This article was published on August 8, 2016

New facial recognition algorithm is so smart it doesn’t need to see your face


New facial recognition algorithm is so smart it doesn’t need to see your face

Facial recognition already posed serious problems for privacy advocates. Used by everyone from law enforcement to churches, the privacy concerns with facial recognition are very real, and they’re about to get a lot worse.

The ability to identify anyone just by analyzing an image of their face creates a severe imbalance of power from the common citizen to the people in charge. The ability to identify those whose faces are blurred or otherwise obstructed kills that balance entirely. Yet that’s exactly what algorithms like the ‘Faceless Recognition System’ (FRS) are aiming to do.

FRS was a creation by researchers at the Max Planck Institute in Saarbrücken, Germany. The idea was to create a method of identifying individuals through use of imperfect — blurry or otherwise obscured — images. The system trains a neural network on a set of photos containing obscured and unobscured images before using that training to spot similarities from a target’s head and body.

Screen Shot 2016-08-08 at 11.20.10 AM

It’s crazy accurate too. The algorithm is able to find an obscured face after seeing an unobscured version of the same face only once at a 69.6 percent accuracy rate. If the machine has 10 images of the person’s face, the accuracy rate climbs to 91.5 percent.

There are, however, limitations. For example, black boxes obscuring a person’s face drop the accuracy rating down to about 14.7 percent, but even that is three times more accurate than humans.

It’s not just one algorithm, either. Facebook has its own facial recognition algorithms that can reportedly identify users with obscured faces at an 83 percent accuracy rate. To do so, it uses cues such as stance and body type. The Faceless Recognition system, however, might be the first fully trainable system that uses a full range of body cues to correctly identify targets.
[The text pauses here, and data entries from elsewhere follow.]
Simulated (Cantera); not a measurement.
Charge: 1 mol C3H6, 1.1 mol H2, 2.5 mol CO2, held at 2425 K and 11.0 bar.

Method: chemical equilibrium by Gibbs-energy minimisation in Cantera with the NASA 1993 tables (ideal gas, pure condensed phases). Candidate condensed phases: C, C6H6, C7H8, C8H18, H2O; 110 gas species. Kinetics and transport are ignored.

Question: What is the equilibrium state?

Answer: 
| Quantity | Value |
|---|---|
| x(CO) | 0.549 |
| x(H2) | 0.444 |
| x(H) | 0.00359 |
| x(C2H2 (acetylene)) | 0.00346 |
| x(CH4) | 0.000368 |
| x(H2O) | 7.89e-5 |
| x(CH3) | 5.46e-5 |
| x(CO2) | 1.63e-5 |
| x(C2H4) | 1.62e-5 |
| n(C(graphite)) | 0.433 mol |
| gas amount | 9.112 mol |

The researchers recognize the privacy concerns:

From a privacy perspective, the results presented here should raise concern. It is very probable that undisclosed systems similar to the ones described here already operate online. We believe it is the responsibility of the computer vision community to quantify, and disseminate the privacy implications of the images users share online.

In theory, the statement is a good one. The community should police its own creations.

In practice, however, it’s only a matter of time — if it hasn’t happened already — before these algorithms end up in the hands of government, law enforcement and military around the world. At that point, we’re all living in a non-hyperbolic version of 1984.